While the abstract highlights "an average accuracy improvement of 1.0575 mm," no quantitative comparative advantages are provided in the model comparison. In which specific engineering applications can the reported accuracy enhancement be applied?
Some figures and tables are unclear and require revision.
The results analysis should specify the parameter values used in both the proposed model and the comparative models to facilitate reproducibility.

Author Response

Please see the attachment.

Author Response File: Author Response.pdf

Reviewer 2 Report

Comments and Suggestions for Authors

General and Structural Comments

Title clarity: The title conveys the method’s name but does not specify the domain (robotic arms under monocular vision). Adding this context would enhance discoverability.
Abstract conciseness: The abstract is overly dense; it introduces too many technical terms (e.g., “weighted maximum likelihood,” “stochastic signal model”) without briefly defining them. Simplifying for clarity would help general readers.
Lack of numerical summary in abstract: Although accuracy improvement is mentioned (1.0575 mm), there is no reference to statistical measures (variance, number of samples). Include these to strengthen credibility.
Missing DOI and submission metadata: The manuscript still shows placeholder metadata (e.g., “Journal Not Specified”). This should be updated before final submission.
Literature review completeness: The introduction references well-known PnP algorithms but omits recent developments in learning-based or hybrid optimization methods (e.g., deep learning pose estimators).
Inconsistent reference formatting: Some citations (e.g., Luo et al., line 54) have formatting errors such as “[?, luo2020endoscopic].” References must be checked for completeness and correctness.
Innovation claim: The proposed “likelihood pose method” is described as novel, but similar multi-frame maximum likelihood fusion approaches exist in structure-from-motion and photogrammetry. Clarify the specific novelty.

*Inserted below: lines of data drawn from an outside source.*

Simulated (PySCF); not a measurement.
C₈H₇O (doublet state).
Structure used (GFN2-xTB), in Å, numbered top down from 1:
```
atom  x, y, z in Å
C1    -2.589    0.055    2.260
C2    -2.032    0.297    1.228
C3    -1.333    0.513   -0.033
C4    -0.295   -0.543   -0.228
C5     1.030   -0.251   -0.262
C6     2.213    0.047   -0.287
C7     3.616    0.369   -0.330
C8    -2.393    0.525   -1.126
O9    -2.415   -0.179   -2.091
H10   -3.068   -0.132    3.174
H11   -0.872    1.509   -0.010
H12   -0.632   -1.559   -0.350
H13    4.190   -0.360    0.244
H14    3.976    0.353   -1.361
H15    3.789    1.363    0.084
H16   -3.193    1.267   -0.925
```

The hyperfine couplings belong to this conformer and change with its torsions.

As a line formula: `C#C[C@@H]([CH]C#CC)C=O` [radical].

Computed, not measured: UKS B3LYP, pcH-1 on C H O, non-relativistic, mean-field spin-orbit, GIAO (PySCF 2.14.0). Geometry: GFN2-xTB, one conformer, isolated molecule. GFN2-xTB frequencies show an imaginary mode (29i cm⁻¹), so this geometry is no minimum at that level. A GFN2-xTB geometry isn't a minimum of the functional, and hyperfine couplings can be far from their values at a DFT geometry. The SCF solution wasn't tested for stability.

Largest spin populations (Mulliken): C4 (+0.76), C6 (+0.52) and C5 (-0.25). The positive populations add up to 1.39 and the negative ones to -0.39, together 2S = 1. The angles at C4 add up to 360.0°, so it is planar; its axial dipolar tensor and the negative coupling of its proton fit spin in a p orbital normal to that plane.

Technical and Methodological Comments

Mathematical rigor of likelihood function (Eq. 4): The derivation assumes Gaussian i.i.d. errors but does not justify why this distribution is appropriate for visual feature noise. Empirical noise modeling could support this assumption.
Weighting function details: The “improved IGG 3 function” is mentioned but not mathematically defined. Provide its explicit form and parameters to ensure reproducibility.
Noise model validation: The manuscript assumes zero-mean Gaussian noise, yet industrial cameras often show anisotropic or spatially correlated noise. Discuss the robustness of the method under non-Gaussian noise.
Equation numbering consistency: Ensure all equations are consecutively numbered; some intermediate equations (e.g., between Eq. 8–12) lack contextual explanation.
Camera calibration parameters: The calibration method for intrinsic parameters (fx, fy, cx, cy) is briefly mentioned but lacks reference to calibration uncertainty or reprojection residuals. Include these to quantify input precision.
Depth estimation model: Equation (9) minimizes an error function without specifying convergence criteria or stopping tolerance for the two-stage iterative algorithm. Add convergence analysis.
Umeyama algorithm justification: It is unclear why the Umeyama method (Eq. 12) was selected over Horn’s quaternion-based solution or SVD-based alignment. Compare methods or justify the choice.
Theoretical pose estimation (Eq. 16): The likelihood fusion assumes constant intrinsic and extrinsic parameters across K frames. Discuss implications if small camera drift or lens distortion occurs.
ICP integration: The manuscript introduces ICP in the final stage but does not define which variant (point-to-point, point-to-plane). The variant and parameters (max iterations, convergence ε) must be stated.
Outlier rejection in ICP: No mention is made of correspondence filtering (e.g., trimming, RANSAC, or rejection thresholds). This is essential for repeatability accuracy robustness.
Complexity analysis: The ICP addition increases time cost by ~8 s (Table 6). Provide an algorithmic complexity estimation (O(n), O(n²)) to justify this trade-off.
Repeatability metric definition: The “minimum enveloping sphere radius” is innovative but unusual. Cite ISO 9283 definitions and clarify how this measure corresponds to standard robot repeatability metrics.
Error propagation: There is no analysis of how uncertainty from pose estimation and depth reconstruction propagates into final repeatability accuracy. Add error propagation equations or Monte Carlo validation.
Cramér–Rao bound comparison: While mentioned, the derivation of the CRB for this system is missing. Include a theoretical derivation or simulation to validate proximity to the bound.
Robotic setup reproducibility: The paper lists the robot and camera models but omits key parameters such as robot joint resolution, temperature stability, or calibration board reflectance—all of which affect accuracy.
Lighting and environmental factors: The method assumes consistent illumination but does not test performance under variable lighting or partial occlusion, which are critical in industrial settings.
Number of repetitions: Each pose is repeated 30 times, but justification for this sample size (statistical sufficiency for Gaussian modeling) is not given. Include variance convergence analysis.
Coordinate transformations: Equation (17) introduces π⁻¹ for backprojection, but the transformation pipeline (camera → world → robot) is not diagrammed. Add a coordinate transformation schema.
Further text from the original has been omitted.